How to Stabilize Organic Semiconductors in Atmospheric Conditions (2010.8.23)
Electronic displays that can be rolled up like newspapers, televisions that can be hung on walls like calendars, or computers that can be put on like clothes are fascinating ideas still to be realized. But technology certainly has evolved in this direction. A research team led by Professor Chan Eon Park of POSTECH’s Chemical Engineering Department has come forth with a breakthrough with organic electronics.
The team’s work focuses on a specific type of Organic Thin- Film Transistor (OTFT) called n-type organic semiconductors. The ‘n’ stands for negative, indicating the fact that negative electrons, instead of ‘holes,’ are the carriers of electricity. Generally, they are combined with positive-type semiconductors to become an inverter or semiconductor diode.

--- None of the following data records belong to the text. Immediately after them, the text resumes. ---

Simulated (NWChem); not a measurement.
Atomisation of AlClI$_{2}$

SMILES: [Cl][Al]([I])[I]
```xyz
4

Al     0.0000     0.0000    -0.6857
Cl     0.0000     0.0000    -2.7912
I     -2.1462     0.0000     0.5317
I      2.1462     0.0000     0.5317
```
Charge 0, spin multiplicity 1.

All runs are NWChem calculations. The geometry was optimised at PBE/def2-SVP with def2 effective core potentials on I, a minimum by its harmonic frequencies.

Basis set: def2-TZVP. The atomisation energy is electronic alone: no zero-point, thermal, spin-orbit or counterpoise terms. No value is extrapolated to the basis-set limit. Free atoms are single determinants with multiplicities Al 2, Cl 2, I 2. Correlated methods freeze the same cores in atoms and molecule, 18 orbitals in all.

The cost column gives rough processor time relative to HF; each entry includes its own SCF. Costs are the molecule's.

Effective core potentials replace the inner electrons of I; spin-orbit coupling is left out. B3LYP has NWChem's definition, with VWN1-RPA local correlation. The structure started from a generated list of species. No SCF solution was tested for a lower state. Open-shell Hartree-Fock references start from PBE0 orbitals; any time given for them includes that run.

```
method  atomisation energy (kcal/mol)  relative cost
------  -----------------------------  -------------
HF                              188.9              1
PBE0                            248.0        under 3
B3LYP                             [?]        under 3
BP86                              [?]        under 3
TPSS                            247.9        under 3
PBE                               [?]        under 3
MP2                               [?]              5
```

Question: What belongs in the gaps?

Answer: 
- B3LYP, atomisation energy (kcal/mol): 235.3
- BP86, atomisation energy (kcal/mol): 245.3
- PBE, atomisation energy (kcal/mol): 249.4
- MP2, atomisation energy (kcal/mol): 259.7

But n-type OTFTs had the drawback of being low in their performance, especially when compared to silicon semiconductors. Also, because of their low durability, it was very difficult to produce a sustainable complementary inverter, which is a necessary element for organic electronic devices. This is particularly why Professor Park’s recent development is gaining attention.
His work with Jaeyoung Jang, a Ph.D. candidate in his lab, enabled the current technology to increase the ‘gain’ of complementary inverters as high as 50, in atmospheric conditions. A gain can be understood as a numerical value that represents the performance of an inverter, which measures the ability of a circuit to increase the power or amplitude of a signal from the input to the output.
Furthermore, the team succeeded in stabilizing the performance of n-type semiconductors for more than 120 days. Their success has been marked extraordinary by the worldrenowned journal of material sciences, Advanced Functional Materials, and was introduced as the cover paper on the August 23rd version.
The n-type OTFT they developed is made of ring-shaped olefin macromolecules, which has a high thermal stability with a glass transition temperature of 181°C. Olefins, also known as alkenes, are unsaturated hydrocarbon chemical compounds that have at least one carbon-to-carbon double bond. Professor Park revealed that his team modified the olefin macromolecule to be more heat-resistant without undergoing any change in its essential property. They also used an n-type organic semiconductor with a self-assembling property at a temperature lower than glass transition temperature.
As the newly discovered OTFT can perform well for more than 120 days without any special shield, commercialization may be probable with a relatively short period for production. Consequently, experts are expecting a cut in production costs. Professor Park commented that “we hope to expedite the commercialization of organic electronic circuits by ameliorating the capacity and longevity of this n-type OTFT, which may allow us an advantage in acquiring the core technology in the field.”